REPETITA IUVANT - HOW TO DISTINGUISH BETWEEN MILORD/GENTLEMEN IN RESIN OR CELLUOID
I keep on receiving requests from collectors and users who are not able to distinguish between Milord and Gentlemen pens in celluloid and resin.
Although I have already approached this subject, I will do it again, following the Latin saying “repetita iuvant” and hoping to make things easier to understand.
Actually the pens are very very similar. Design and size are almost identical but there are a few details which can easily help to identify time of production and material.
A pinch of history:
According to the Omas Book ( Emilio Dolcini - Omas - ed. OPS) Milord and Gentlemen models were introduced in 1963. Actually, the real date of introduction must be a bit later, probably after 1965, since an Omas catalogue from that year does not include them, yet.
In 1965, Omas was still officially offering 55Xs, 361s (both cylindrical and facetted), Vs and Cs models but no Milord nor Gentlemen.
Given this, the span of life of these models was just a bit longer than 10 years, since they were replaced in the early 1980’s by the line of resin Gentleman, Milord and Paragon pens.
That being said, it is important to clarify that the original assumption that the barrel engraving Gentlemen only refers to pens in celluloid from the 1960s, is not true.

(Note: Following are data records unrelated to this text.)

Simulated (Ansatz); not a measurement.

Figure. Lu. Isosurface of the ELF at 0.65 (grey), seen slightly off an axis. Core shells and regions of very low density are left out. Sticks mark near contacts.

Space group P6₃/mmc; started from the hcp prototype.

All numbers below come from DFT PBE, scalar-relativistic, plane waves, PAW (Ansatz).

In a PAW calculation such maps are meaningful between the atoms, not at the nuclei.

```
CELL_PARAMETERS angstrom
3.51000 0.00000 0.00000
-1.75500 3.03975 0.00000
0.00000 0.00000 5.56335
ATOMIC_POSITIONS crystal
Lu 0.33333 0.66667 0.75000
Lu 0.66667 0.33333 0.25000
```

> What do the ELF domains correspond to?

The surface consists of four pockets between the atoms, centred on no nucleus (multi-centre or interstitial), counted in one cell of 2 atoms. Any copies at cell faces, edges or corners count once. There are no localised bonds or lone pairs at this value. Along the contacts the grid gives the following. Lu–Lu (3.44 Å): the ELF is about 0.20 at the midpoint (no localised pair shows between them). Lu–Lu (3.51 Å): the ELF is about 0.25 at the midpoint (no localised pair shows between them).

After finding a number of Omas Gentlemen pens in black resin, I think it can be stated that the early resin production of the 1980’s was with the “Gentlemen” engraving and only later on, the name was ( maybe by mistake?) changed into Gentleman
At this point, here are the details you have to check out to be sure to date your pen and define the material.
1) Facets on the cap
Look below the cap bands, if the facets end with a straight line, it is resin.
If the facets end with a rounded design, it is celluloid.
2) Facets on the barrel
The same is true for the way the facets end below the grip. If they form a straight line, it is resin. If they are rounded, it is celluloid.
Celluloid sections have a somewhat lighter outline, while resin sections look a bit sturdier and thicker.
4) Turning knob
Gentlemen and Milord pens in celluloid have the traditional Omas piston filling mechanism, the same as you can find on 55Xs, Extras and Ogivas from the 1950’s; the mechanism is kept in place and assembled using a small pin which goes through the turning knob.
Resin pens of the 1980’s have an injection moulded piston which is assembled in a different way and does not need the pin.
So, if there is a small hole in the turning knob, it is celluloid, if there is no hole, it is resin.
Celluloid Milord and Gentlemen models were fitted with Omas Extra Lucens nibs like the ones used on 55X/F and previously on Extra Lucens Models.
Later Milord and Gentlemen/Gentleman models have instead modern Omas nibs with a round venthole without the engraving Extra Lucens.